FILED
United States Court of Appeals
UNITED STATES COURT OF APPEALS Tenth Circuit
TENTH CIRCUIT February 4, 2014
Elisabeth A. Shumaker
Clerk of Court
MIKEAL STINE,
Petitioner - Appellant,
v. No. 13-1477
(D.C. No. 1:13-CV-02997-LTB)
DAVID BERKEBILE, (D. Colo.)
Respondent - Appellee.
ORDER AND JUDGMENT*
Before KELLY, HOLMES, and MATHESON, Circuit Judges.
Mikeal Glenn Stine appeals from the district court’s denial of his habeas petition
under 28 U.S.C. § 2241 and dismissal of his case. Mr. Stine seeks to proceed in forma
pauperis (“ifp”).
*After examining Appellant’s brief and the appellate record, this panel has
determined unanimously that oral argument would not materially assist the determination
of this appeal. See Fed. R. App. P. 34(a)(2) and 10th Cir. R. 34.1(G). The case is
therefore ordered submitted without oral argument. This order and judgment is not
binding precedent, except under the doctrines of law of the case, res judicata, and
collateral estoppel. It may be cited, however, for its persuasive value consistent with Fed.
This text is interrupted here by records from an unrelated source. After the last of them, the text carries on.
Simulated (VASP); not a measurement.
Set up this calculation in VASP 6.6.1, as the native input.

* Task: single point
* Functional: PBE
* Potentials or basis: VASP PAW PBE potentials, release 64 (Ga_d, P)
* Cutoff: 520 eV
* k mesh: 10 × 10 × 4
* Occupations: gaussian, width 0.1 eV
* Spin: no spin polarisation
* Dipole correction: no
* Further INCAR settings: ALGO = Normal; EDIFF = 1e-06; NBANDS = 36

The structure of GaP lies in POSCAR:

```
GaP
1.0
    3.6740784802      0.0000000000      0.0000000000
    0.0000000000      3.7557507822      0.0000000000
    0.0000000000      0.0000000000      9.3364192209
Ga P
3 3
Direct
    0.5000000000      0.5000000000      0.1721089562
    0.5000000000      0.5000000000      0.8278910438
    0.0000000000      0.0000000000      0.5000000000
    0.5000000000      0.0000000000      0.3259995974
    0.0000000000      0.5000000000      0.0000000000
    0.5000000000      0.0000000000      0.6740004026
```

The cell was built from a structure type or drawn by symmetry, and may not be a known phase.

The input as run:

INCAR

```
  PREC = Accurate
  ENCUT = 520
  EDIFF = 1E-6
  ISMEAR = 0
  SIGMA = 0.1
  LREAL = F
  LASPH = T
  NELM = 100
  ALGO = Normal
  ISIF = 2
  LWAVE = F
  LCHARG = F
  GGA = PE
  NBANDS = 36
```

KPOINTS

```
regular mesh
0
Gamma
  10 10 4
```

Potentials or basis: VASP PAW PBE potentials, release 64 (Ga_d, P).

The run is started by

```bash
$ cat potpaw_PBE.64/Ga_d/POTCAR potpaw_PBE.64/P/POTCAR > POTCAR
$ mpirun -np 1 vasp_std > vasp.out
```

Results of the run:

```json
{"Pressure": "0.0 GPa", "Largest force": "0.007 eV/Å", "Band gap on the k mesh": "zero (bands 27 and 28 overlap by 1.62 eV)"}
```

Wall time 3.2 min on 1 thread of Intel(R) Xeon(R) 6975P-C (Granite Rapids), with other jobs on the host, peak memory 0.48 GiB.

R. App. P. 32.1 and 10th Cir. R. 32.1.
Exercising jurisdiction under 28 U.S.C. § 1291, we affirm the district court’s
denial of Mr. Stine’s petition and dismissal of his case. We deny Mr. Stine’s motion to
proceed ifp.
I. BACKGROUND
Mr. Stine is imprisoned at the United States Penitentiary Administrative
Maximum Prison (“ADMAX”) in Colorado based on his convictions for bank robbery
and escape from prison. Mr. Stine is subject to sanctions under the three strikes provision
of the Prison Litigation Reform Act (“PLRA”), which requires Mr. Stine to fully pre-pay
any filing fees before filing a civil action or appealing from a decision therein, unless he
is in imminent danger of serious physical injury. See 28 U.S.C. § 1915(g). Mr. Stine is
also judicially restricted from filing pro se civil suits without first meeting certain
requirements, such as seeking leave to file and having his proposed suit reviewed to
determine if it is frivolous or abusive.
Mr. Stine recently filed a pro se1 habeas petition under § 2241 without prepaying
his filing fee or following his filing restrictions. In his petition, Mr. Stine challenged the
prison’s use of Special Administrative Measures (“SAMs”) that restrict his mail and
telephone privileges, including limits on whom he may contact and what he can
communicate. See 28 C.F.R. §§ 501.3, 540.18. He requested an injunction to prevent
David Berkebile, ADMAX’s warden, from imposing these SAMs.
1
We therefore construe his petition liberally. Erickson v. Pardus, 551 U.S. 89, 94
(2007) (per curiam); Garza v. Davis, 596 F.3d 1198, 1201 n.2 (10th Cir. 2010).
-2-
The district court denied the habeas petition and dismissed the case. See Order of
Dismissal, ROA at 14. The district court interpreted Mr. Stine’s § 2241 petition as a
challenge to his conditions of confinement, which is generally not cognizable in a federal
habeas corpus action. See Palma-Salazar v. Davis, 677 F.3d 1031, 1035 (10th Cir.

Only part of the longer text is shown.